3
votes

We are appending data to an existing parquet dataset stored in S3 (partitioned) by using pyarrow. This runs on AWS lambda several times per hour. A minimal example would be:

import pyarrow as pa
import pyarrow.parquet as pq
import s3fs

df = ... # Existing pandas df

table = pa.Table.from_pandas(df)

pq.write_to_dataset(
   table, 
   filesystem=s3,
   root_path=f"s3://s3-path/",
   partition_cols=['year', "month"]
)

As a result, a number of parquet files will be written to S3 depending on the internal data values. Our aim is to track which files have been written to the filesystem by outputting their resulting filename (S3 key).

Is there any way to capture the actual filename that is written by pyarrow or s3fs? Parquet file names are arbitrarily named according to the computed hash name and I do not see any logging functionality for neither of the two packages mentioned.

2
What pyarrow version you are using? Starting 0.15.0 you can provide names for your files before writing. arrow.apache.org/docs/python/generated/…Prabhakar Reddy
Thank you! Worked like a charm, have missed that new feature. If you wish to add the comment as an answer I will mark it as selected, otherwise I can answer it myself.jarias
Will post the answer in sometime. Thanks for the confirmation.Prabhakar Reddy

2 Answers

3
votes

Starting 0.15.0 you can provide names as partition_filename_cb for your files before writing.
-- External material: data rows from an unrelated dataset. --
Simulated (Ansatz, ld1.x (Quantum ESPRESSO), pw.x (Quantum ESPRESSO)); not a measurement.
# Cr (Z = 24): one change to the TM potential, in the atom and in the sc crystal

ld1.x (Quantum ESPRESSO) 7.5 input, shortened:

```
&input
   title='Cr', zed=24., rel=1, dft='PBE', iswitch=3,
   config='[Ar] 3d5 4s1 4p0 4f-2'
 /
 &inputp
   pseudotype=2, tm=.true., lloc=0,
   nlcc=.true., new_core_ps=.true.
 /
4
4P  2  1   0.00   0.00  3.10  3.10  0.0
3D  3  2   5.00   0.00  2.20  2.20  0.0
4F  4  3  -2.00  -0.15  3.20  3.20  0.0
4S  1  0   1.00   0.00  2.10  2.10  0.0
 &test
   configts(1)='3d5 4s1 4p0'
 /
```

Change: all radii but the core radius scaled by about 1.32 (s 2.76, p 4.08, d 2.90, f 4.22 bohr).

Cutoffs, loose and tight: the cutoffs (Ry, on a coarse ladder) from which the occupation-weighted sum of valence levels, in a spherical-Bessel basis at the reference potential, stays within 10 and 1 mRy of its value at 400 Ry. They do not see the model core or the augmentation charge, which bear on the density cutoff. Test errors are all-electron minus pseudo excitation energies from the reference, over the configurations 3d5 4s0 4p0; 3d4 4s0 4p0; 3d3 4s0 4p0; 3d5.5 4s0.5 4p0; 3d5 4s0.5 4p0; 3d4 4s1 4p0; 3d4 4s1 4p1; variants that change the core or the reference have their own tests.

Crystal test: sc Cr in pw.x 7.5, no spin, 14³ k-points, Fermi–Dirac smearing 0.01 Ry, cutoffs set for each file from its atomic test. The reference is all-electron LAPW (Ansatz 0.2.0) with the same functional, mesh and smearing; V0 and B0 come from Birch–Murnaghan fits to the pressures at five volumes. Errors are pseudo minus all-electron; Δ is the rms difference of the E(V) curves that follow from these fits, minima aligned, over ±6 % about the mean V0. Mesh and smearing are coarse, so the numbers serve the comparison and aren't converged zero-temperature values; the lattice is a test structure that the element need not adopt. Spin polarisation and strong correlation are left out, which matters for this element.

pyarrow.parquet.write_to_dataset(table, root_path, partition_cols=None, partition_filename_cb=None, filesystem=None, **kwargs)
0
votes

If you are open to also use AWS Data Wrangler:

import awswrangler as wr

paths = wr.pandas.to_parquet(
    dataframe=df,
    path="s3://...",
    dataset=True,
    database="my_database",  # Optional, only with you want it available on Athena/Glue Catalog
    table="my_table",
    partition_cols=["PARTITION_COL_NAME"])["paths"]

print(paths)